When a kid puts a quarter in a gumball machine, the transaction is seldom about the actual gumball so much as it is about watching the colored candy spin down and around the machine until it comes out at the bottom.

And when that kid grows up, he’ll probably still be drawn to brands and products that give him both the product he wants with an unforgettable experience, said Joseph Pine, author of The Experience Economy, at the Qualtrics Insight Summit Thursday.

“We’re shifting into an experience economy. That’s where growth and jobs and GDP is going to be,” he said.

When Maxwell House was looking at ways to roll out a new product, they looked to that new experiential market.

“Coffee at its core is what? Beans. You know it’s a commodity—you can look up the future price of coffee in the Wall Street Journal, and if you break it down to the cup, it’s about two cents per cup,” he said. “You take those beans and you roast them, grind them, put them on a shelf, you get five or 10 cents for a cup of coffee. If you make it for someone, you can get $1, $1.50. Surrounding that cup of coffee with the ambiance of a Starbucks around it, you get $5 or $6 for a cup of coffee with only two cents of coffee in it.”

So, Pine said, Maxwell House created the Nespresso, a sleek-looking machine that allows users to make a cup of espresso from a Keurig-like pod of beans that can be regularly delivered automatically. To launch it, they opened a venue featuring the machines in a swanky café-like atmosphere to let people try it themselves surrounded by that ambiance.

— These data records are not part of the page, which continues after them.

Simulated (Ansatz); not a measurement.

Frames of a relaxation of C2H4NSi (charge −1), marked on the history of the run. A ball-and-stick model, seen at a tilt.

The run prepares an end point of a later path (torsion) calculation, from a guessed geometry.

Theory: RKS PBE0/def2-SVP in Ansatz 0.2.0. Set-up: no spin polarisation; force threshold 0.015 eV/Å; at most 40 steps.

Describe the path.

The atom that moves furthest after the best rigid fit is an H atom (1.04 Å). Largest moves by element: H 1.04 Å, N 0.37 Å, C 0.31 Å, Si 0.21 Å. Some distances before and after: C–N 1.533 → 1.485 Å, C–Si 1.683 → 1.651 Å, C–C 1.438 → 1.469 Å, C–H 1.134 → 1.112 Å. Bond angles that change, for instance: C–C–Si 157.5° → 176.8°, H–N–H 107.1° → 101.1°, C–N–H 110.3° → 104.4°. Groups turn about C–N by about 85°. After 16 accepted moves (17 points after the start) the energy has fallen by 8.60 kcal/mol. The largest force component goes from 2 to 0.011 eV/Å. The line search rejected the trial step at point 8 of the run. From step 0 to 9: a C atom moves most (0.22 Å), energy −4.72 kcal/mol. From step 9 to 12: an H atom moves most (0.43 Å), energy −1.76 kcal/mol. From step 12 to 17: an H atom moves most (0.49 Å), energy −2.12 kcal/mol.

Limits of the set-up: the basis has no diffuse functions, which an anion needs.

“If you want to create a true distinctive experience, what you need to do is not just make things nice—nice is nice, but it rarely rises to the level of memorable,” he said. “Experiences are inherently memorable. Where do experiences happen? Inside of us. They’re a reaction to the things around us.”

ING Direct, which has since been purchased by CapitalOne, made a similar move with their ING Café, in which customers would come to a European-style café and be served by financial baristas, who would give them their coffee with a side of financial advice or offers of services the institution offered, Pine said. Perhaps the most well-known example is of the Apple Store, he said, in which Steve Jobs combined high-quality products with a futuristic experience.

While those companies saw success with venue-based experiences, memorable experiences can be had over the internet or even the phone, Pine said. Blendtec, an Orem-based blender maker, was relatively unknown until they launched their wildly popular “Will it Blend” video series online, and their sales jumped 700 percent as a result, he said. Zappos! rewards call center employees not for having the shortest phone calls, but the longest and most pleasant, he said—and the record is over 10 hours.

Case Construction’s Tomahawk Welcome Center lets would-be customers try out the equipment in such settings as competitive digging or moving earth, said Pine, leading to drastically higher conversion rate. When people went to dealerships, he said, they saw a 20 percent conversion rate, verses 80 percent from the people who went to Tomahawk.

What these companies and campaigns all have in common, Pine said, is that they took already-competitive products and enhanced them with something interactive and memorable.

“You combine great products with great experiences,” he said, “that’s when magic can happen.”